Guest post by Craig Wakeford, regulatory associate at the Legal Services Board
Independent regulation gives confidence to consumers, providers, investors and society as a whole that legal services work in the public interest and support the rule of law.
The Legal Services Act 2007 does not require all approved regulators (ARs) to be structurally separate from representative bodies. Instead, the Legal Services Board (LSB) is required by the Act to produce internal governance rules (IGR) which apply the principle of regulatory independence in legal service regulation.
We are currently running a consultation on the IGR  which continues until 9 February. We are interested in hearing from everyone, including practitioners, about whether or not the IGR need to be amended.
The IGR set out general requirements that apply to all ARs, plus a schedule of more detailed requirements that apply only to ‘applicable approved regulators’ (AARs) – those that (with some exceptions) have both regulatory and representative functions, such as the Law Society or the Bar Council.

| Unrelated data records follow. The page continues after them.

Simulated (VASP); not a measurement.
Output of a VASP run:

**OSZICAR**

In the years since the IGR were first introduced at the beginning of 2010, there has been growing evidence which suggests that there are issues with them which may need to be ironed out.
We have been talking with representative bodies and frontline regulators and have heard their thoughts on the IGR as they currently stand. Some of them have asked us to consider whether the LSB can enforce legal separation of representative and regulatory functions.
Although this is something that ARs can choose to do themselves (and indeed some have done so already), it is not something the LSB can require through the IGR because that would not be compatible with the Act.
So with this consultation we are looking to explore what amended rules might look like and how the LSB might assess ARs’ compliance with them. The options available range from keeping the IGR as they are now, through to making incremental or extensive changes.
One thing we are interested in understanding is views on best practice in other sectors that the legal sector might learn from. We are also interested in what evidence there is of need to make changes to the IGR.
The consultation therefore asks a number of questions and offers some suggested possible actions. Firstly, are the existing IGR still fit for purpose in delivering regulatory independence for the regulators? In particular, we are interested in hearing from practitioners on how this feeds through to you. We are concerned that there may be scope for duplication between the LSB’s oversight of ARs and the oversight that ARs exercise over their regulatory bodies. It may be that such duplication (and the associated costs) could be reduced without changing the IGR.
Our consultation also explores whether or not there is scope for incremental improvements to the current system. It may be that the existing framework continues to be fit for purpose, but that minor tweaks to address perceived gaps and/or defects might be required. This may involve, for example, providing additional clarity on the residual role of the AARs once they have delegated their regulatory functions to another body.
Moving beyond incremental change, it has been suggested by some that additional obligations may be needed in order to enhance regulatory independence. Either an outcomes-focused approach, or a more prescriptive approach, could be taken to any new obligations. Again this is something on which we would be interested in hearing the views of practitioners.
Finally there is the option, which again has been suggested by some stakeholders, of starting afresh with entirely new IGR.
Our consultation explores what this could look like, and considers the need for AARs to gain information about their regulatory body to satisfy the AAR’s obligations under the Act and elsewhere.
We consider to what extent that need can be satisfied without the level of detailed interaction between AARs and regulatory bodies that takes place today. We also consider the role of transparency and how the provision of information could satisfy the AAR’s oversight responsibility.
This consultation and the issue of regulatory independence is important not just to ARs, the LSB and those working in the ‘regulatory village’, but also to lawyers. This is because the IGR are part of the ground rules for how you are regulated, by whom, and to what end.
We want to see a legal services market that is characterised by a regulatory framework that commands the trust and confidence of consumers, the public and all those with an interest in legal services.
To reach this goal we believe that practitioners’ views need to be factored into the decision making process and this is why we are consulting widely. We hope to hear them from you.